Microsoft Corp. Wednesday unveiled more discounts and upgrade options for Windows Vista aimed at jump-starting sales of the operating system.
Probably the most dramatic is a discount for families running multiple computers at home. From Jan. 30 to June 30, North American customers who purchase an upgrade or full retail copy of Windows Vista Ultimate will be able to buy one or two additional copies of Windows Vista Home Premium for use on other PCs for US$49.99 each.
Windows Vista Home Premium lists for $239 for a full retail version and $159 for an upgrade from Windows XP or 2000.
But to get the discounted price, users will have to lay out a tidy sum: $399 for a full version of Windows Vista Ultimate or $259 for the upgrade from Windows XP or 2000.
While the discount is targeted at families, small businesses can take advantage of it, too, a Microsoft spokeswoman said.
However, customers who only own an OEM version of Windows Vista Ultimate — that is, one that was preinstalled when they bought a new PC — are not eligible for the discount, the spokeswoman said.
Microsoft is sensitive to some projections by industry analysts that Vista’s sales will be initially sluggish, with consumers and corporations eschewing features such as Vista’s graphical and security enhancements.
The company has taken a number of steps to raise buzz and sales of the operating system.
For instance, having missed the traditionally key holiday shopping season, Microsoft is offering vouchers to consumers who bought their PCs in the past three months that can be redeemed for Vista upgrades after its official release on Jan. 29.
It also gave away free laptops installed with Windows Vista Ultimate to influential technology bloggers.
Microsoft announced another upgrade program for customers Wednesday. Called Windows Anytime Upgrade, customers will be allowed to upgrade to more powerful versions of Vista by simply clicking within Windows, purchasing an upgrade from Microsoft’s Web site and downloading an activation key. All of the most popular PC brands, including Hewlett-Packard and Dell, will ship with separate CD-ROMs, which, when installed, enable the Anytime Upgrades.
Users may then upgrade either OEM versions or full retail versions of Windows Vista.
Upgrade prices are as follows:
— Home Basic to Home Premium, $79
— Home Basic to Ultimate $199
— Home Premium to Ultimate $159
— Business to Ultimate $139
Moreover, after the upgrade, users who originally owned an OEM version of Vista will own a full retail version of Vista, the Microsoft spokeswoman said.

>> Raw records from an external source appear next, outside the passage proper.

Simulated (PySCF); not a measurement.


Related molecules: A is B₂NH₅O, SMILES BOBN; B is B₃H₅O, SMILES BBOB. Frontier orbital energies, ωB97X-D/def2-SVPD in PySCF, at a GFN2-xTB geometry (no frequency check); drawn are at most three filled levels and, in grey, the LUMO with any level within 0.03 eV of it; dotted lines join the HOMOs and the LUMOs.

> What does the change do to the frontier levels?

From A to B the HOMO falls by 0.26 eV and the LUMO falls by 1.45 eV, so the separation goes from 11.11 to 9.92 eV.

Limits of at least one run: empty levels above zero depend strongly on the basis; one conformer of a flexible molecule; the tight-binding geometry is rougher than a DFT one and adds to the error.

Retail versions of Vista generally allow users to install the operating system on another computer if the first one dies, though only one such transfer is allowed.
OEM versions of Windows are tied to the original computer it was installed on. Microsoft does not allow users to transfer OEM copies from one computer to another, even if the original one crashes and dies.
The Microsoft spokeswoman could not confirm whether Anytime Upgrade customers will have full transfer rights.
More information can be found at www.windowsanytimeupgrade.com after Jan. 30.
Finally, Microsoft confirmed an earlier announcement that customers will be able to buy several versions of Windows Vista and 2007 Microsoft Office and download them online from a Microsoft e-commerce site, Windowsmarketplace.com. For now, online versions are available in English only. Prices are the same as retail.
Techies with MSDN or TechNet subscriptions have been able to download and buy Windows Vista since the end of November. Microsoft also allowed small business customers to download Vista after paying for volume licenses at CompUSA.